The Supreme Court of India, vide an order dated 15th June 2023 has concluded that the provisions of the Competition Act, 2002, as amended (“Competition Act”) would apply to Coal India Limited (“CIL”). CIL is a Government Company, which came into being under the Coal Mines (Nationalisation) Act, 1973 (“Nationalisation Act”) and is tasked with the power and the duty to distribute coal. Western Coal Fields (“WCL”) is a subsidiary of CIL.

The principal bone of contention of CIL before the Supreme Court was that CIL is a monopoly created by the Nationalisation Act and is duty bound under the Directive Principles of State Policy of the Constitution of India (“Constitution”), in particular Article 39(b) of the Constitution, to direct its policy towards securing the ownership and control of the material resources of the community in a manner that best serves the common good. To achieve the goals and objectives under the Nationalisation Act as well as under Article 39(b), CIL and WCL would have to follow the policy of the Government of India in regard to coal, be it in the matter of pricing or any other matter and there may be necessity to resort to differential pricing so as to encourage captive coal production, which may be adversely affected if the provisions of the Act are applied as such actions would not survive on the anvil of Section 4(2)(b) of the Act which provides that there would be an abuse of dominant position, inter-alia, if the enterprise limits or restricts production of goods, provision of services or market thereof. Further, CIL contended that Section 3 of the Nationalisation Act vests the ownership of the coal mines in the Central Government. However, under Section 19 of the Act the CCI is obliged to take into consideration the monopoly position whether controlled by the Government or not, as a factor to determine the dominant position. Further, Section 27(a) of the Act empowers the CCI with the power to order cessation of an abuse. This, according to CIL, would be inconsistent with the appellants pursuing welfare policy in relation to pricing and distribution of coal.

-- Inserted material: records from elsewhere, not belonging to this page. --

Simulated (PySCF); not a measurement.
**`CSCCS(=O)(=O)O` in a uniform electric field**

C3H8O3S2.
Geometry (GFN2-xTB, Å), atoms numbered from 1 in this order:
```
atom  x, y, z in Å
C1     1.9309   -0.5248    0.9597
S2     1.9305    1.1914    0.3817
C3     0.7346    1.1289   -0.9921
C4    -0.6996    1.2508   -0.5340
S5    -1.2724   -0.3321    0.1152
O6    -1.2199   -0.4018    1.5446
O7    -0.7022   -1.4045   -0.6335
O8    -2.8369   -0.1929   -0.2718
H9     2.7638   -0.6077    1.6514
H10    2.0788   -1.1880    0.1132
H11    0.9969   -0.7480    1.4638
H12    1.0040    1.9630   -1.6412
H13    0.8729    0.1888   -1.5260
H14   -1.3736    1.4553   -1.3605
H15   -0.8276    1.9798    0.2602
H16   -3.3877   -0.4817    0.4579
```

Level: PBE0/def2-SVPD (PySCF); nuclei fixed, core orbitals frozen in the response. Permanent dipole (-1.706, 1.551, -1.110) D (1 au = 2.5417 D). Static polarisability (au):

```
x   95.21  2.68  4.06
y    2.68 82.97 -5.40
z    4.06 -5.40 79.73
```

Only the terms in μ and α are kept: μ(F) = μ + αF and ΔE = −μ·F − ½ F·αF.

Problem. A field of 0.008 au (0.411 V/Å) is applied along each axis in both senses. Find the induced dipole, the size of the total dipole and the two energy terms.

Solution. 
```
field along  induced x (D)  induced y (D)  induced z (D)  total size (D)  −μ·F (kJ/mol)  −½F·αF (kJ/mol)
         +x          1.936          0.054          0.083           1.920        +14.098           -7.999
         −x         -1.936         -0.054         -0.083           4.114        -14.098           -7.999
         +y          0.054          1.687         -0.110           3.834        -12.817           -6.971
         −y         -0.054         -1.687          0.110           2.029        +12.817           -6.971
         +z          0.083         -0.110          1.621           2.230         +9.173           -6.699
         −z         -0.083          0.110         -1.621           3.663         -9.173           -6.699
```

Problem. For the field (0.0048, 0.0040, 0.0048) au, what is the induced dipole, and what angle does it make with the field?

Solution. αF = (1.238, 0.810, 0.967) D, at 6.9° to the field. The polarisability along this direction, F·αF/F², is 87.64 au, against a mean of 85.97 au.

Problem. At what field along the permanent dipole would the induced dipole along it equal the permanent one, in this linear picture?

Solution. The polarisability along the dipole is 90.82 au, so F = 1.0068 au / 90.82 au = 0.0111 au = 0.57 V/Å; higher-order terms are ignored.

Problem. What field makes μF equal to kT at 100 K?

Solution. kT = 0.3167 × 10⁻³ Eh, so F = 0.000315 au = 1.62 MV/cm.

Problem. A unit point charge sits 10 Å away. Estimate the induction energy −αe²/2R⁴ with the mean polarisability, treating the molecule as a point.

Further, CIL submitted that under Section 28 of the Act, the CCI is empowered to divide enterprises abusing dominant position including adjustment of contracts, formation of winding up of enterprises among other things but to the contrast, as per Section 32 of the Nationalisation Act, mining companies cannot be wound up.

Based on the above, CIL argued that it cannot be bound and governed by the Act as it is governed by the Nationalisation Act and inconsistencies and consequent anomalous result would arise from the Act being applied to CIL.

Negating the contentions of CIL, the Supreme Court held that CIL and WCL would fall within the meaning of the term ‘enterprise’ as defined under Section 2(h) of the Act. The definition of the term ‘enterprise’ excludes only the sovereign functions carried on by the Departments of the Central Government like those dealing with atomic energy, currency, defence and space. As CIL is a government company which is engaged in the activity of the mining of coal, it will be covered under the definition of an enterprise as carrying on the business of mining of coal cannot be described by any stretch of imagination as performing a sovereign function. The Supreme Court observed that the expression ‘common good’ in Article 39(b) of the Constitution is a dynamic term and changes with time. ‘Common good’ includes ‘economic common good’ and the manner how to achieve such common good is best understood in a democratic form of Government by the representatives of the people.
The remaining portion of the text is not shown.